Faith, duty and country
Faith, Duty and Country is the title of a book, and below it is the descriptive subtitle, “The Multi-Layered Passions of Leonor Magtolis Briones.”
The book chronicles the journey of a poor girl from Guihulngan, Negros Occidental, to her finishing college magna cum laude at the age of 17, to her working as secretary to the Commissioner of Audit, to her appointment as vice president of the state university’s finance and budget administration, to her appointment as National Treasurer, to her becoming Full Professor, to her leading the Freedom from Debt Coalition and to her assumption to the prestigious position of Secretary of Education.
Dr. Proserpina (Chit) Domingo Tapales, a former dean of the National College of Public Administration and Governance (NCPAG), is author of the biography of her friend and confidante for nearly 55 years.
Liling indeed has made great strides in her journey to stardom. Her story begins with her being the third of eight children of educators Carlos Magtolis and Ursula Mirasol, who taught in Hibbard Institute, named after the founder of Silliman University in Dumaguete City. One day when friends visited Mr. Magtolis in his home, Liling sat unnoticed under the table and heard, to her great delight, her father telling them that of all his children, Liling was the brightest, and would go far.

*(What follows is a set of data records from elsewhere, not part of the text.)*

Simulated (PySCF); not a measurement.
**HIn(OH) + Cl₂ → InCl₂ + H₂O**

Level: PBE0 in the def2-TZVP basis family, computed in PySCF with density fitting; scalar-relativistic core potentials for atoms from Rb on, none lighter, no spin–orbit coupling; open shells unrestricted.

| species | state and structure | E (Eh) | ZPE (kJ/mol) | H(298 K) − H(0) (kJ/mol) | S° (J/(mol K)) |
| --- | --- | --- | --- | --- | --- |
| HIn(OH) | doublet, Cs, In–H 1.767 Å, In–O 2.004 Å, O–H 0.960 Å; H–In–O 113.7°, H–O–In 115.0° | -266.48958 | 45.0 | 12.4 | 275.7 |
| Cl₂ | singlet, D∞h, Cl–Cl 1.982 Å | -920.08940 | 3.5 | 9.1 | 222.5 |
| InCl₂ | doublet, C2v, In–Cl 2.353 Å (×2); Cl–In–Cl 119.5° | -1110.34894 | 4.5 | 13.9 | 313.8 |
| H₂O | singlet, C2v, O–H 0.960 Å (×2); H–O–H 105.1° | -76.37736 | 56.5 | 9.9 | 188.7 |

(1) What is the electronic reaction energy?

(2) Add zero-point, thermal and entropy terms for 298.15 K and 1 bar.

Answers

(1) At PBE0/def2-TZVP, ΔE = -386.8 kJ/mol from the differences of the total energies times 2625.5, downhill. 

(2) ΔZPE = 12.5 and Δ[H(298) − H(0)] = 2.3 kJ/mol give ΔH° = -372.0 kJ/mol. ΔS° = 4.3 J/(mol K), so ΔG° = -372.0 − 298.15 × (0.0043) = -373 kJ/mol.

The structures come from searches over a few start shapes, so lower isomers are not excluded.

Liling was indeed bright, and she read and read everything she could lay her hands on, and loved music. Her father’s words she kept in her heart… “Your value as a person is not determined by property and not by your status…but by your relationship with God.” She imbibed this disinterested attitude towards money and wealth as she grew up.
She finished high school at age 13 as valedictorian and college at 17 – magna cum laude. She was too young to take the Certified Public Accountant board exam, so she worked as a bookkeeper in two book stores in Dumaguete City at the same time. When she learned about a fellowship offered by the University of the Philippines’ Institute of Public Administration, Liling applied and was quickly accepted, making it to the Dean’s List when she graduated with a master’s degree of Public Administration in 1967.
Later that year, with a Ford Foundation grant, she was at the University of Leeds in England, taking a post graduate course majoring in Public Enterprise. At the end of the course in 1968, she was surprised that she topped the class and graduated with distinction.
In the early sixties, Liling became embroiled in existentialism, and her awareness of the sufferings of impoverished Filipinos influenced by her professor Francisco (Dodong) Nemenzo, who would later be appointed UP president, led to her active involvement in rallies and demonstrations. Liling became active in the movement that later became the First Quarter Storm. During a huge rally, she was shown on TV and the newspapers as the woman in a red mini skirt with the letters MPKP in white standing on top of a fire truck making its way through the Palace gate.
That picture of Liling in a magazine caught the interest of Librado (Caloy) Briones, a young man who studied for three years in Russia. He was entranced, and shortly after they met, they got married.
Liling’s life went on as an academic. She joined the faculty of the NCPAG and made a name in public finance and development administration.
She became part of two major research projects focusing on corruption in the Philippine bureaucracy. Her case study on corruption in the Bureau of Internal Revenue (BIR) is still used in Harvard.
Dean Raul de Guzman sent Liling, newly married, to Cebu to beef up the public administration program there. Liling was happy teaching in school in the daytime and partnering with Caloy in the evening in community and labor organizing with people living inside a Catholic cemetery. It was also in Cebu that the first of their two sons was born, who they named Hoche, after Ho Chi Minh and Che Guevarra (not surprising). But the military was tracking down political activists, so the couple fled to Mandaue, then to Sipalay in Negros Island, where they lived in a hut Caloy built.
Finally, when the UP in Manila was able to open its doors to all faculty and students, Liling went back to her home college, taught, did research and delivered lectures in training programs.
She did not apply, but was invited to team up with Commission on Audit (COA) chair Francisco Tantuico. Under Tantuico, Liling produced a book which became required reading in all schools of public administration. Then they started a State Accounting and Auditing Center (SAAC) “to provide advanced training in accounting and auditing for local and international participants.” Liling was appointed its founding director and served until 1982.
Because of her innovations at COA, Liling received three awards: Outstanding Silliman Award for Public Administration in 1982, State Audit Management Award in 1983 and State Audit Management Award as presiding officer of the Policy Study Group in 1984.
Outside UP, Liling served as chair of the Board of Trustees of Silliman University and Universidad de Manila. She also received two Ph.D. degrees honoris causa: Doctor of Public Administration from the Central Philippine University in 2014 and Doctor of Human Studies from the Foundation University in 2017.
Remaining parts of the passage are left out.